With the popularity of smart homes, in addition to common smart lighting, smart vacuum cleaners have become the 'cleaning assistants' in modern households, especially for the lazy. However, most smart vacuum cleaners available on the market are not that smart when they are 'working': they can easily get stuck in corners and become immobile. This high-intensity work can lead to motor overload, increased energy consumption, and even safety hazards such as circuit shorts. How can we ensure that vacuum cleaners are both efficient and safe? Besides high-end machines that come with LiDAR and cameras, there is another key player that works quietly – the current sensor. This article will delve into the core role of current detection in vacuum cleaners, compare different technical solutions, and provide a detailed analysis of a typical sensor chip and its applications. There is an case from CHIPSENSE current sensor.

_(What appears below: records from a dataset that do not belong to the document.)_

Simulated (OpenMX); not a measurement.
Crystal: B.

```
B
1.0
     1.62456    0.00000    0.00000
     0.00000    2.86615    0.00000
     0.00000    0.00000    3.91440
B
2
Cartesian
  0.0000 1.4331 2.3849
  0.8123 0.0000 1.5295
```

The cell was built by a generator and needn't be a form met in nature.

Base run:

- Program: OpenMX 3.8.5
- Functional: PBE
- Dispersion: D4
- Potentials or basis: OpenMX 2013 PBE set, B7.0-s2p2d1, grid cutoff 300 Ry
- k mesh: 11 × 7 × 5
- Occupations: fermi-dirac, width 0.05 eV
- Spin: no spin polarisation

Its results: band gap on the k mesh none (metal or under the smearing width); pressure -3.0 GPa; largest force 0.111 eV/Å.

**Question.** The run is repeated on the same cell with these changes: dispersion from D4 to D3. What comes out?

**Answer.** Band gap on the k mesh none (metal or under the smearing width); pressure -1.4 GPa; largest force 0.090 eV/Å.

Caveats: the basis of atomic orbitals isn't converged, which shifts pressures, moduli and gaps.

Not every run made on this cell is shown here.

Safety hazards of the sweeping machine
1.Motor overload: The main brush, side brush, or drive motor may get stuck due to foreign objects or tangled hair during the cleaning process, leading to a surge in current and damaging the motor.
2.Battery safety: Overcurrent, overcharging, or over-discharging during the charge-discharge process of lithium batteries can shorten battery life and even trigger safety accidents.
3. Circuit faults: Short circuits or poor contacts may cause the equipment to suddenly lose power or burn out.
Why does a robot vacuum need accurate current sensing?
Before discussing 'how', we first need to understand 'why'. For a robot vacuum, precise current detection is essential, and it directly relates to three core issues:
1. Battery safety and endurance management (BMS): How to accurately calculate the remaining charge (SOC) to prevent overcharging and over-discharging? How to immediately cut off power when the motor gets stuck and causes a sudden surge in current, preventing the battery from overheating or even catching fire?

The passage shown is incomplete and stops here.